Hiram College is home to the Terriers. I never even thought of the possible irony when I first arrived on campus, not until I told a friend and their jaw dropped in utter shock. I mean yeah, I’m afraid of dogs, and there are multiple dogs on campus at all times. But that doesn’t mean I live constantly in fear for my life. So let me clear some things up for me and other cynophobics out there:
I don’t scream or run away every time I see a dog. This is not Halloween IV: The Return of Michael Myers. Typically, I see a dog and think, “Hey, look. A dog.” Especially when it’s far away. I do, however, have a split-second of panic whenever I hear the jangle of their collar, and that’s just because I’m expecting them to be right behind me. Personally, though, if I feel anything, it's just a quick thump of the heart.
I don’t hate dogs. How can you even think that. Dogs are one of the two most common house pets in America, and also happen to be pretty cute. I mean, they’re not my favorite animal, but I still love them! Fear can cause hate, but it does not equal hate.
I’m fine with most dogs. This one’s a surprise for me, too. Dogs, especially on leashes, are fair game. I’ll be reluctant to pet it, and maybe even purposefully distance myself, but after a few minutes with the dog, I’m usually okay. Almost every dog I’ve seen on campus has been big, fluffy, and very calm. Dogs running, jumping, and barking still scare me, which is dumb - that’s their nature, they’re just playing. But even when I am too uncomfortable to approach a dog, I’ll take another path to avoid it, or ask a friend to stand in between us (usually this friend is an avid dog-lover, so it’s a win-win).
I’m getting over it. I never thought this would be possible. I’ve been afraid of dogs since I was little, after a few small maulings, and so it’s become a part of my life. But I’m more comfortable with dogs than I’ve ever been. Most of this is because I’m being confronted with canines almost every day - you know, facing your fears and shit.
The best thing you can do is be mindful of someone else's fears. One of the best things I’ve ever been asked is, “Are you afraid of dogs?” while in the presence of a puppy - it helps for other people to be aware so that they can tell if a dog’s being too jumpy, or if the person’s getting upset. And not just dogs: most other animals have phobias connected to them, as do things like airplanes and illnesses, so respect is the key word here.
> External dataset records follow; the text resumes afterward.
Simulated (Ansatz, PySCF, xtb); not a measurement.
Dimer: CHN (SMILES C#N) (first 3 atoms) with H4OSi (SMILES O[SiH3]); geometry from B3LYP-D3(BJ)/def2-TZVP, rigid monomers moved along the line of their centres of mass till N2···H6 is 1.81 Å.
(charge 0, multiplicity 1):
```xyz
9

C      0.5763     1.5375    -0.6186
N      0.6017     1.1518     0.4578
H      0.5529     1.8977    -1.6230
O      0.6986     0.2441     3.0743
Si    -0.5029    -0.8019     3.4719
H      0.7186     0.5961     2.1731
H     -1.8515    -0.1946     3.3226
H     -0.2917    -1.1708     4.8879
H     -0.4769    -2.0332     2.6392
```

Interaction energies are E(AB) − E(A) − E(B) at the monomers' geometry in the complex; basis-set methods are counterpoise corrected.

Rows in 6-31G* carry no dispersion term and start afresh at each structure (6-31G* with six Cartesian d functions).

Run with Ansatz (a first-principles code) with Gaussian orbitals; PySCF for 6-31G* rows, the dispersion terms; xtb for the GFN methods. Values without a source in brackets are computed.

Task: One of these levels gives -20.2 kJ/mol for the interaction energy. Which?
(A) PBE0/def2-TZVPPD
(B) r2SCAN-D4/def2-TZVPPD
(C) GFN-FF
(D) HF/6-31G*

For example, if I tell you I’m afraid of dogs, please don’t say that your Great Dane is “fine” while also picking him up and physically chucking him at my face.Overall, my personal fear of dogs is like a child in a dark room: I know there aren’t monsters under my bed, nor in my closet. I know that dog’s not gonna chase me down and eat my nose off. But there’s still that distant thought of, “What if?” that drives the fear. But, like most obstacles, this fear can be conquered.